TO THE EDITOR:
I have no wish to extend the dialogue with Chase Hawisher. He and I are firmly opposed on the subject of Robert E. Lee and slavery.
But I will offer a brief comment on Elizabeth Pryor’s “Reading the Man.” Hers is a prodigious and valuable work, for which we are in her debt.
It was she who published Lee’s humanizing personal letters in extenso. It is, however, important to note that the disturbing scene she cites, and Hawisher repeats, of an angry Lee egging on a subordinate in a cruel whipping of three runaway slaves, rests on the narrative of one of the victims, Wesley Norris, published in the antislavery press of 1859.
Pryor’s extensive discussion of this episode is nuanced, although she is inclined to credit Norris’ account over Lee’s denials in personal letters.
She does concede that Norris boasted of unverified scars. Generally, she tends to view those who take Lee at his word as “apologists.”

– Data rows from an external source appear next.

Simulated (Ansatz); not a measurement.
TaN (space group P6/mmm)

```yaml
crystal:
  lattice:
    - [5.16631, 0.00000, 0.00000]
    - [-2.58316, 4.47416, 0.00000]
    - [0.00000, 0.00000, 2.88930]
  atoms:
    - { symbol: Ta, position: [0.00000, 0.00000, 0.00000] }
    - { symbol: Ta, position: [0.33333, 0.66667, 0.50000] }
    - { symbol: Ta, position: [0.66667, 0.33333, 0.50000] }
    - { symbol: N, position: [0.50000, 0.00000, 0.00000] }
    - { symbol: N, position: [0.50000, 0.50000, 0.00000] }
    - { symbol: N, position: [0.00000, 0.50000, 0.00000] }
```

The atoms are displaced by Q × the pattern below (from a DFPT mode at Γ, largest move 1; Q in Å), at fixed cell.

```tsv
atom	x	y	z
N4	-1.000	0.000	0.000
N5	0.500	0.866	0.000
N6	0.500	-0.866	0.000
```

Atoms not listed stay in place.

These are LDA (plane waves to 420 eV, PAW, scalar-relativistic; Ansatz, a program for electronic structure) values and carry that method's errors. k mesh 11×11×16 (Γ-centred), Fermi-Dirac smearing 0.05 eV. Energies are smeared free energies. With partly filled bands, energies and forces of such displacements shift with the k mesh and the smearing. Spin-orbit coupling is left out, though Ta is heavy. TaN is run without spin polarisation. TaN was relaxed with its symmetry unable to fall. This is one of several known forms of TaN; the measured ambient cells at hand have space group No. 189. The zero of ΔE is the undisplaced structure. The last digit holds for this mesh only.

Ultimately, historical truth-telling obliges us to form careful judgments of contentious accounts of the past, and this is among the most contentious.
While Norris’s narrative is full of circumstantial detail (which in Pryor’s view tends to confirm it), the picture of an angry Lee cheering the cruel chastisement of a young woman is inconsistent with all that I know and believe about Lee’s character.